Employee-owned companies perform better, but are resisted by banks, lawyers and governments

Sick of seeing our shelves full of Beatles and Bob Marley LPs with no record player upon which to play them, our son visited Hi-Fi emporium Richer Sounds to buy us one. On finding it didn’t work he returned it to the nearest branch where they realised he’d been given the wrong cable, supplied the correct cable, issued a refund, and explained clearly how to set it up. If someone had asked me who should be running the company, the assistant serving us would have deserved consideration.

News that Julian Richer has now passed ownership of his company into an employee-owned partnership, like that used at John Lewis, it so happens that that able shop assistant has in a way come to be his own boss. Most (60%) of the company’s shares will be placed in an employee ownership trust, with its 522 employees at 53 stores around the UK set to receive a share of a £3.5m payout. Richer has passed running the business to the management board, which will be advised by a newly arranged advisory council made up of current staff.

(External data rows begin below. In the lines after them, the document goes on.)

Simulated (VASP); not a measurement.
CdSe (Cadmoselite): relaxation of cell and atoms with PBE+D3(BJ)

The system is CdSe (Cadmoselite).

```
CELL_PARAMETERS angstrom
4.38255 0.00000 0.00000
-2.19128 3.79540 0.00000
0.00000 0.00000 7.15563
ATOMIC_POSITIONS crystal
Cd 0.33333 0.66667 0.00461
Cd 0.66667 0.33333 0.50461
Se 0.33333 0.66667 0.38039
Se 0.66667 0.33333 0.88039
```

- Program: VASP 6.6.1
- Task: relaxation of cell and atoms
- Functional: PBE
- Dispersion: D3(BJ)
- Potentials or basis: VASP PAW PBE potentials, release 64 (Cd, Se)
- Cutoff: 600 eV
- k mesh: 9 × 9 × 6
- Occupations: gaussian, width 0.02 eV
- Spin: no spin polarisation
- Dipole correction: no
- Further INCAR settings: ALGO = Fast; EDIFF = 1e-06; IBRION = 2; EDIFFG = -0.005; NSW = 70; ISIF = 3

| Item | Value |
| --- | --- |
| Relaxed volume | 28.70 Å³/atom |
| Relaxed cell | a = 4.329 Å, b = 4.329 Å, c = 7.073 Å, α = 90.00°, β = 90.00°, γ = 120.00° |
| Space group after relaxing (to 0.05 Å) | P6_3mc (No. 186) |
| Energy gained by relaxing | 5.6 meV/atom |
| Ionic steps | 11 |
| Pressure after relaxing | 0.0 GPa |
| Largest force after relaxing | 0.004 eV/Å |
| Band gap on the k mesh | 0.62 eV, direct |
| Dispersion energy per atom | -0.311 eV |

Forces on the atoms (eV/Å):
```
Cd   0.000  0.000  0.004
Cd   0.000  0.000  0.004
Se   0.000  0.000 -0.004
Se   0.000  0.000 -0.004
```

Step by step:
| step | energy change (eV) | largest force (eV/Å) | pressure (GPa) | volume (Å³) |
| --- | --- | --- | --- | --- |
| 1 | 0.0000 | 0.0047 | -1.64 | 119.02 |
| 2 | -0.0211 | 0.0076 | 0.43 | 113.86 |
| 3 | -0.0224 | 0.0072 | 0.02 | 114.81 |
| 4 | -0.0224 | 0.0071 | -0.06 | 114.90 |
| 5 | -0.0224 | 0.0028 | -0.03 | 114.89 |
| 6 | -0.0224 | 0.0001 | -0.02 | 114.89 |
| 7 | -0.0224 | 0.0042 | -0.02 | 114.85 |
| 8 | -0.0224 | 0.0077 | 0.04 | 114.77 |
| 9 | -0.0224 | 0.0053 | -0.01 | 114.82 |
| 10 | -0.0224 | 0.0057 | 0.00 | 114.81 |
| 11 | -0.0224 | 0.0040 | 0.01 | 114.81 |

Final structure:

Julian Richer, who after turning 60 has handed 60% of his company to an employee-owned trust. Mick Atkins/Shutterstock

At the John Lewis Partnership (which includes Waitrose), a portion of the profits each year is paid as a bonus to its employees, much like other companies pay a dividend to shareholders. John Lewis suffered a squeeze in profits in 2018-19, causing the bonus to be lower than at any time since 1953, when it was zero. However, John Lewis still paid a bonus, equal to 3% of salaries.

On the same day as the Richer Sounds announcement, the Institute for Fiscal Studies announced a review of inequality in Britain by Nobel Prize-winning economist Sir Angus Deaton, who warned: “There’s a real question about whether democratic capitalism is working, when it’s only working for part of the population.”

But as a form of stakeholder capitalism, the evidence shows that employee ownership boosts employee commitment and motivation, which leads to greater innovation and productivity.

Indeed, a study of employee ownership models in the US published in April found it narrowed gender and racial wealth gaps. Surveying 200 employees from 21 companies with employee ownership plans, Joseph Blasi and his colleagues at Rutgers University found employees had significantly more wealth than the average US worker.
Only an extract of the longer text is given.